DISTRICT: Holzminden.
LOCATION OF CEMETERY: Am Mühlentor close to a parking lot on the shore of the river Weser.
IN USE: First recorded in 1677 until 1937.
NUMBER OF GRAVESTONES: 2 dated 1925 and 1935. Numerous empty grave areas.
DOCUMENTATION:
- 1991 photographs and copies of gravestone inscriptions by Gelderblom.
- 1997 Colour slide of both remaining gravestones by Hansjürgen Heinritz.
PUBLICATIONS:
- Jörg Mitzkat und Andrew Schäfer: Jüdische Friedhöfe im Landkreis Holzminden,pages 16-17. Pub. by Heimat- und Geschichtsverein Holzminden. Holzminden (1996), 64pages (LBI).
- History and photographs by Bernard Gelderblom.
NOTES:
- The cemetery was first restored after 1945 including the recovery of the 2 gravestones. It had reportedly been demolished in 1938 and was subsequently used as a scrapyard by a nearby river Weser shipyard. What had been the former cemetery was leased in June 1943 to the shipyard for 12 years by the city of Bodenwerder. In 1954 the shipyard returned the area occupied by them. The cemetery was radically remodelled in 2002. Source: Bernard Gelderblom.
- The cemetery was destroyed after 1937 and once more desecrated in 1998, after having been refurbished in 1985/87.

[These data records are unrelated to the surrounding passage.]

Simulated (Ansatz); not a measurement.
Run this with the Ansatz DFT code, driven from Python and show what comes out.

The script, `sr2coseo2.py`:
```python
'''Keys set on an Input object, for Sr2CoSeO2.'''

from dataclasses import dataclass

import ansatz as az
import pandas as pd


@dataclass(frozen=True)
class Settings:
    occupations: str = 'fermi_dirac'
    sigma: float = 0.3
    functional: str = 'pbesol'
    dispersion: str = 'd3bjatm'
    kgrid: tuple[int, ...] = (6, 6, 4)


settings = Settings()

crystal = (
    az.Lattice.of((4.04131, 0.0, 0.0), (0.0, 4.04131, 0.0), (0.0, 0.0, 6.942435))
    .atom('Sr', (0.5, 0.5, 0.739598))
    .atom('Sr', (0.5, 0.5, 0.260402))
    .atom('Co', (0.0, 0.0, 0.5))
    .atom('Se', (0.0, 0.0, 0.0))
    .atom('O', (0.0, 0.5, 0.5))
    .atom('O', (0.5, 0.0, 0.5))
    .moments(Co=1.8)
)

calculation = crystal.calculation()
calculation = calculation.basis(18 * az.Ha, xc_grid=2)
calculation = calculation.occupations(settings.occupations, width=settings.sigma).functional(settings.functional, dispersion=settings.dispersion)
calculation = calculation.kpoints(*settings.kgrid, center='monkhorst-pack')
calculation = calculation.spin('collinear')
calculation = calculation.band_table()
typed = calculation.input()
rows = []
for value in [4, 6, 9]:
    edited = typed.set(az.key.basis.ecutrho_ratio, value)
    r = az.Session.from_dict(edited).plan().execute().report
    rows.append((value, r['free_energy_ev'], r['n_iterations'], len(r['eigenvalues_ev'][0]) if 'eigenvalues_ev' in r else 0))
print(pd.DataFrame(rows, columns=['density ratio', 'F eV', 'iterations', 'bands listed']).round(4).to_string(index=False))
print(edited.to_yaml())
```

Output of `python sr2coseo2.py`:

- There is a small cemetery (about 300 sq.yds) in KEMNADE located on Unter der Piese which was completely destroyed under the Nazi regime. There are no gravestones nor is it possible to establish the number of graves that had existed. After WW2 permission was granted to a private individual to build a house on the site but construction came to a halt at the skeleton stage in 1952, when ownership of the site first changed. Since 1959 the ground is owned by the Association of Jewish Communities in Lower Saxony and all that remains on the site is a ruin.
- A memorial stone was erected on the site in the 1960s by the Association. Following a refurbishment in 1983, care and maintenance is in the hands of a local market garden since 1999.